I DIDN’T KNOW that Graeber conducted ethnographic field work in Madagascar with anthropologist Marshall Sahlins. Sahlins is famous for introducing the theory of the original affluent society in 1966. The original affluent society, according to Sahlins, was that of hunter gatherers, who satisfied all of their material needs with the least amount of labor. This is in opposition to contemporary industrial societies, which desire much and therefore must work a whole lot to obtain what they want. Sahlins’ theory is all over Graeber’s work, because the original affluent society theory directly opposes the need for a work-hard culture. The key, according to Sahlins, was to work as little as possible to have the things you need. Then you can spend the rest of your time doing stuff you actually like. It doesn’t say that working to obtain things is unnecessary. It says that work is a means to an end.


Let’s talk about bullshit jobs.


Graeber identified what Bullshit jobs are in an interview with Vox: “Bullshit jobs are jobs which even the person doing the job can’t really justify the existence of, but they have to pretend that there’s some reason for it to exist. That’s the bullshit element. A lot of people confuse bullshit jobs and shit jobs, but they’re not the same thing. Bad jobs are bad because they’re hard or they have terrible conditions or the pay sucks, but often these jobs are very useful. In fact, in our society, often the more useful the work is, the less they pay you. Whereas bullshit jobs are often highly respected and pay well but are completely pointless, and the people doing them know this.”


Just to be clear, there is a distinction between shit jobs and bullshit jobs. Your shit job is often useful and underpaid/underappreciated. For instance, you could have a shit job working as a produce picker in Florida. The average wage of a Floridian produce picker is $10 per hour. You literally do the work of bringing humans sustenance. It is difficult manual labor, and people think you’re garbage for doing it. OR, you could have some vague administrative laptop job that pays anywhere from $60,000-$150,000 per year. Your work adds no material value to the world because you sit behind a screen, send emails, and work to maintain the mechanism of a company whose goal is profit generation, but you’re considered important.

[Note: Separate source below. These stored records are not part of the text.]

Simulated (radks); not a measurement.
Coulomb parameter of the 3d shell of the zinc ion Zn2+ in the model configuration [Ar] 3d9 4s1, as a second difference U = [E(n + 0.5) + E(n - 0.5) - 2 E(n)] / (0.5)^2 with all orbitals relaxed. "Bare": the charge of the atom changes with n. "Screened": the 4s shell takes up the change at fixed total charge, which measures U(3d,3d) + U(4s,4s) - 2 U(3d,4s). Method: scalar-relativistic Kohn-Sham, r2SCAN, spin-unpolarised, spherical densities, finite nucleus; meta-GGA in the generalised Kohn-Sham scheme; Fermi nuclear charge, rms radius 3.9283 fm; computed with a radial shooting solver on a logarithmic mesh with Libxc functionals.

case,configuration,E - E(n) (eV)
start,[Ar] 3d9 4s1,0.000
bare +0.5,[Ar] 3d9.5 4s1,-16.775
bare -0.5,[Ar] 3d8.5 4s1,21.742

David Graeber’s book identifies FIVE Bullshit jobs.


Flunkies: exist to make people in power feel better about themselves

-receptionists, administrative assistants, and door attendants, are created because those in powerful positions in an organization see underlings as badges of prestige.


Duct tapers: solve problems that fix mistakes that contend with unnecessary obstacles rather than address the root issue

-like programmers who repair shoddy code and airline desk staff who calm passengers whose bags don’t arrive. These positions are created because organizations sometimes find it more difficult to fix a problem than to deal with its consequences.


Box-tickers: exist to make companies seem legitimate to other companies.

-“Newsletter” writers within companies.

-survey administrators and corporate compliance officers, exist because many large organizations see paperwork attesting to the fact that certain actions have been taken as more important than the actions themselves.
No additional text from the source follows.